Samantha and Sybil: Foster Grandparent program brings generations together
In fall of 2021, Samantha Yvzellez was starting her first year as a teacher, ready but nervous to invest in her first grade class. Meanwhile, Sybil Sloan had recently moved from her hometown of Woodstock to live with her daughter in the Athens area. Although Sloan enjoyed being closer to family, she felt a little lonely and lost when she first made the move. So, she set two goals for herself. First: get involved with a local senior center and begin rebuilding her community. Second: become a Foster Grandparent.
Because Sloan’s daughter is a special education teacher in the Athen’s area, naturally, she planned to be a Foster Grandparent at her daughter’s school. However, after learning more about the program and trying to find the best fit, Sloan was placed at Fowler Drive Elementary School. There she was paired with Yvzellez.
“As a first year teacher, having her to talk to really helped me to gain more confidence in myself and the decisions that I was making for my class. She had experience with the education world herself and worked in a PreK class for a long time. So, it was really nice to get to hear her stories and learn from her,” said Yvellez.
Originally, Sloan had planned to only stay a year and then transfer to her daughter’s school. But she soon realized she and Yvzellez were a good fit.
“Even though I don’t have a teaching degree, I am still able to help the students and be hands-on. I feel like I am giving them little extra education boosts alongside Ms.Yvellez’ teaching. I get to support them with things that they really need extra help with like reading. You can do a lot without a degree if you have the patience and kindness to work with the kids,” said Sloan.
As partners, Yvellez and Sloan brought out strengths in each other and better supported the class together.

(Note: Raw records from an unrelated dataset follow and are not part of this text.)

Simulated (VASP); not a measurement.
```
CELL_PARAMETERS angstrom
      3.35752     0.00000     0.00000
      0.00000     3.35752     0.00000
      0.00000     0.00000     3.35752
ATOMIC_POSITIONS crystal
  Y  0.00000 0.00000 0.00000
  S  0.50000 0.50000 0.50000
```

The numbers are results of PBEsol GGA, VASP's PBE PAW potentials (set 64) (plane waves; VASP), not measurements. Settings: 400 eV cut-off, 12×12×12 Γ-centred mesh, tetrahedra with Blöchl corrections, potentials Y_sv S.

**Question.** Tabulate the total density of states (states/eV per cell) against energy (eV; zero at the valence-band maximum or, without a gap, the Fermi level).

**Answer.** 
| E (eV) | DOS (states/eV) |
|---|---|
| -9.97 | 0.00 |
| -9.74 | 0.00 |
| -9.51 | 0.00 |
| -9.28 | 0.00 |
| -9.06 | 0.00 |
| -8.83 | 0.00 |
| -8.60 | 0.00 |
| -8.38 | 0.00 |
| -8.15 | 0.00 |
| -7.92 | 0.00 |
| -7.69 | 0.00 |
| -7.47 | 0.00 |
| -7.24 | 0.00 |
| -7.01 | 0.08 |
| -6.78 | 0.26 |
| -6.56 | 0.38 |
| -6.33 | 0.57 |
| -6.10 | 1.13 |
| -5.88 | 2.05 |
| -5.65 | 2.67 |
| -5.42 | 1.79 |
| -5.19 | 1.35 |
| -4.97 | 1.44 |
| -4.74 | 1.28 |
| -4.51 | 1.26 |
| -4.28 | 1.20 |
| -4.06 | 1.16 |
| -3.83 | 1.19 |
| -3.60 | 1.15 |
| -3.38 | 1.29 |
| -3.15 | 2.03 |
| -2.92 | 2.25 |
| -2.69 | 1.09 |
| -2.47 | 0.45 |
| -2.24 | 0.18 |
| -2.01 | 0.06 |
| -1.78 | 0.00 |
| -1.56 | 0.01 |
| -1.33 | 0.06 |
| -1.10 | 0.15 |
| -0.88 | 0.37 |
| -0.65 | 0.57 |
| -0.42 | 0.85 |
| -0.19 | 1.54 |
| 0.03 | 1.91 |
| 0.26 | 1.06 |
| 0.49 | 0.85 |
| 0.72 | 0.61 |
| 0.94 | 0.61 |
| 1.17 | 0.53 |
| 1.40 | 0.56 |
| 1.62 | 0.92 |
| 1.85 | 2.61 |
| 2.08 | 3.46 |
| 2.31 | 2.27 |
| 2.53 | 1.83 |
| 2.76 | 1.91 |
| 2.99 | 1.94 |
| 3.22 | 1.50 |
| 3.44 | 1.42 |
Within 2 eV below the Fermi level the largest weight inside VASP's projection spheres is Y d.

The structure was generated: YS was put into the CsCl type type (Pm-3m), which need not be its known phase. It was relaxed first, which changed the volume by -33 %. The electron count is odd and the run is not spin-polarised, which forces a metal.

“Ms. Sloan brought a lot more positivity to the room. My kids really enjoyed whenever she came because she made a point to take the time to get to know them as individuals and interact with not only the two students that she was assigned to help but also all of of my kids,” said Yvellez. “It was really nice to see that they could have another relationship with another trusted adult because it takes more than just me to help them grow.”
Through the Foster Grandparent program, Sloan built a community and a routine while also giving back to the community in the process.
“Helping out in Ms. Yvellez’ class really made my move to Athens a lot easier. Having something outside of the house to focus on, that makes me feel good. I am happier and healthier because of my time in her classroom,” said Sloan.
As both Sloan and Yvellez would say, the Foster Grandparent program is more than a volunteer program. It is a bridge between generations.
“I definitely think other teachers should participate in the Foster Grandparent program because I only see it as beneficial. It brings in another trusted person to give your kids support. Anywhere we can give kids more support or attention in the classroom, we should. It’s always good for them,” said Yvellez.
About The Foster Grandparent Program
Powered by AmeriCorps, the Foster Grandparent program connects older adults with children who may benefit from extra support. Foster Grandparent volunteers serve five to 40 hours each week in schools, Head Start programs, and daycare centers where they mentor, tutor and provide one-on-one support. The program encourages older adults like Sloan to step in as a role model, providing additional comfort and love and encouraging children towards academic progression. To learn more, please visit accaging.org/volunteers/americorpsseniors/foster-grandparent-program.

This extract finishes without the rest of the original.